In just six months and on a shoestring budget, the U.S. Navy has built what is perhaps the biggest KM deployment around. What's striking is not so much the size of NKO--165,000-users strong when we visited the Norfolk, Va., naval base a few weeks ago and growing at 1,000 users per day. Rather, it is how hands-off the ever-authoritarian naval leadership is when it comes to managing the collaboration network.


Enlisted personnel are free to express their opinions and can even voice dissent. Morris, who along with Capt. Fred Bertsch (ret.) sketched the concept of NKO on a napkin last February, likes to say that NKO "tilts the Navy's vertical structure just a little bit. It lets our leadership see what the sailors think."


Lt. Eric Morris
NKO, according to Morris, not only moves a certain amount of training and knowledge sharing from the classroom and ships to the online world, but it also "exposes good thinking. It lets people think of themselves as really owning what they work on."

The rank and file aren't ordered to use NKO. They are given incentive to do so, though, because it will help their careers. The first mission of NKO is to aid in training and learning. Sailors can find experts to answer a single question or to tutor them for long periods, even while either or both party is at sea. It's quite a new concept for sailors, who compete with their peers for promotions. They are not accustomed to helping other sailors get ahead. Sailors can even track their progress toward promotions using a color-coded skills graph.

Longer term, the vision for NKO is grander. The goal is to get the right information to the right sailor at the right time. As early as next year, a technician tasked with repairing a wing on a fighter jet will be able to call up the precise portion of the 12-inch-thick repair manual that he needs and view detailed multimedia tutorials on how to make the repair, complete with video streaming. The presentation will combine information from the wing manufacturer as well as tacit knowledge from Navy experts who have made the same repair in the past, says Rear Admiral Kevin Moran, who is in charge of naval training. Accuracy of data is vital: One wrong move and that plane falls out of the sky.

Perhaps the strangest thing we learned is that there is no visible technologist in charge of NKO. We got the sense that the Navy could give a flip about what technology they use, so long as it works. This was confirmed for us pretty well when Morris told a story about a technology consultant who tried to FUD him and an admiral or two. Apparently, this guy was waving his arms and spouting dire predictions about their doom should they go down the ill-fated JHTML path. Since Morris and company were a little more interested in business rules and measuring the project's success through outside metrics, such as fleet effectiveness, discussing technology didn't go over too well.

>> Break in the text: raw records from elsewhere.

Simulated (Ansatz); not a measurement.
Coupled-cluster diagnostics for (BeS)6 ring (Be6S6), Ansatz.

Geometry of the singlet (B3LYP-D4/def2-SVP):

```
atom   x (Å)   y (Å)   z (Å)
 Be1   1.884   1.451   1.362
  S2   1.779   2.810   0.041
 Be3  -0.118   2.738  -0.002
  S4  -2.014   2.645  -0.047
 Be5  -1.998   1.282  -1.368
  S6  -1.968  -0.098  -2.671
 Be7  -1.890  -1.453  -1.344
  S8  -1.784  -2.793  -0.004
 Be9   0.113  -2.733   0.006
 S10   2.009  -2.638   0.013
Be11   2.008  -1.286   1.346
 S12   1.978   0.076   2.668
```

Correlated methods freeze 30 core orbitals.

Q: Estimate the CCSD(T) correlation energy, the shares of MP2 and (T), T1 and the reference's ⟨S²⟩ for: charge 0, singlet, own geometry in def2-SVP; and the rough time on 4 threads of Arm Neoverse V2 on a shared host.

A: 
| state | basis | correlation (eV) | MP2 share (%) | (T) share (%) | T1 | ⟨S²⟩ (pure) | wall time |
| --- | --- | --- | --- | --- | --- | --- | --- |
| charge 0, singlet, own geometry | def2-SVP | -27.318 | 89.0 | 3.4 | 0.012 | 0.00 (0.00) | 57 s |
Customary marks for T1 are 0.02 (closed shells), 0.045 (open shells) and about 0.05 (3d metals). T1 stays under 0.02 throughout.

And, in fact, the NKO is so simple from a technology perspective that we imagine swapping out specific technologies would be easy. NKO is your typical Web-server, application-server, database-server portal. What's interesting is that an organization like the Navy rolled it out, deciding that speed and low cost would take precedence (particularly at the beginning) over things like fault tolerance.


Rear Admiral Kevin Moran
Morris says, "We pitched NKO to the CNO [Chief of Naval Operations, the highest ranking officer in the Navy] in April 2002...the next time we talked was in September. We had done our research and put together a beta [version]. That's fast, especially in the Navy. The CNO still wanted to know how come it's not going faster."

Clearly there's a sense of urgency about this project, and the urgency isn't about being the first on the block to implement Web services (which, by the way, the project is using at this point) or which load balancer is in use (Cisco's) or even whether the database backend is unbreakable (a single Sun server running Oracle 8i).

The top official we met with was Admiral Moran, Commander of the Naval Personnel Development Command (training unit). He's clearly been drinking the Kool Aide. When we asked him, "What are you going to do in a year if NKO doesn't produce measurable success?" he quickly responded that NKO will produce good results--that NKO is inevitable and important and necessary to the future of the Navy. His conviction is striking. After all, the critical question for fleet readiness is not "will it be ready" but rather "how ready will it be?"

Also notable is the Navy's choice of KM vendor: Appian. Never heard of 'em? Neither had we. The Navy chose the little-known software developer and systems integrator over IBM because it wanted personal attention and the ability to influence future revs of the product. (The Army already had hired Appian to build Army Knowledge Online, a 1-million-user network that is less a KM project and more an enterprise portal.) And it's working--version 3 of Appian's KM package will incorporate many additions and changes requested by the Navy.